A large secondary school in Nottinghamshire claims to have slashed its energy bill and improved light quality by installing LED panels and downlights.
Ashfield School in Kirby-in-Ashfield decided on LEDs because lighting levels from existing fluorescent and incandescent bulbs were poor.
'The school is fifty years old and the classrooms had old, inefficient lighting,' Ashfield School business manager Martin Hough said in a press release from Tamlite, the UK manufacturer that provided the new LEDs. 'Some of them still had 50 watt bulbs, making the lighting levels inadequate. This was an especially pressing issue because the school remains open in the evenings.'
The project started two to three years ago as part of a £3 million classroom refurbishment, a Tamlite spokesperson said. Lighting represented about 10 percent of the costs, and included retrofits as well as new installations. The school replaced inefficient incandescent downlights and T8 fluorescent tubes with both LEDs and also with T5 fluorescents – at the time, Tamlite did not offer LED retrofits for all of the school's existing sockets, although it does now.

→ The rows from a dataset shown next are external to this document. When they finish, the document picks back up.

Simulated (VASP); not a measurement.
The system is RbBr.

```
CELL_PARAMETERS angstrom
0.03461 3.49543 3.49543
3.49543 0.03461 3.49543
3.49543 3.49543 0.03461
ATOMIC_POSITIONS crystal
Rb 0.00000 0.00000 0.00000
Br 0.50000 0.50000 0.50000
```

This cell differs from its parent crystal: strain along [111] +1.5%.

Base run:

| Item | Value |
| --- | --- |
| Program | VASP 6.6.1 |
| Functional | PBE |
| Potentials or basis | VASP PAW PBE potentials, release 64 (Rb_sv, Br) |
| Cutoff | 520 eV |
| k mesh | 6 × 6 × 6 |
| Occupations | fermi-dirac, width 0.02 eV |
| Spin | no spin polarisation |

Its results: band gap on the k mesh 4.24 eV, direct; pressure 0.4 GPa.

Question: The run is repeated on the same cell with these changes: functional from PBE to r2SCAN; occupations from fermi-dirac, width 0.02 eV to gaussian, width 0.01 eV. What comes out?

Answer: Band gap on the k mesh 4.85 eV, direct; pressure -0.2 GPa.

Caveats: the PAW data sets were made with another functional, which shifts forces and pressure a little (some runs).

The lighting upgrade, including 300 LED downlights and 197 LED panels - each with 200 LED chips and measuring 600 x 600 millimetres - have cut energy consumption by 41 percent, yielding nearly £2,700 in annual savings on the school's electricity bill, Tamlite said.
Although fluorescent and LED are fairly close in energy consumption (both are far superior to incandescents), the new LED lights are equipped with sensor controls that turn lights off when not needed, yielding substantial savings. The incandescent replacements represent significant nergy savings in their own right, as the LEDs are about 80 percent more efficent.
Ashfield also expects to save money on maintenance, as LEDs are meant to last much longer than conventional lamps. The school said it has not yet had to replace an LED lamp; it installed the first batch two years ago.
The 2,600-student school also added two new buildings for physical education and information technology classes, equipping them with LED lighting. It hopes to start another new build soon.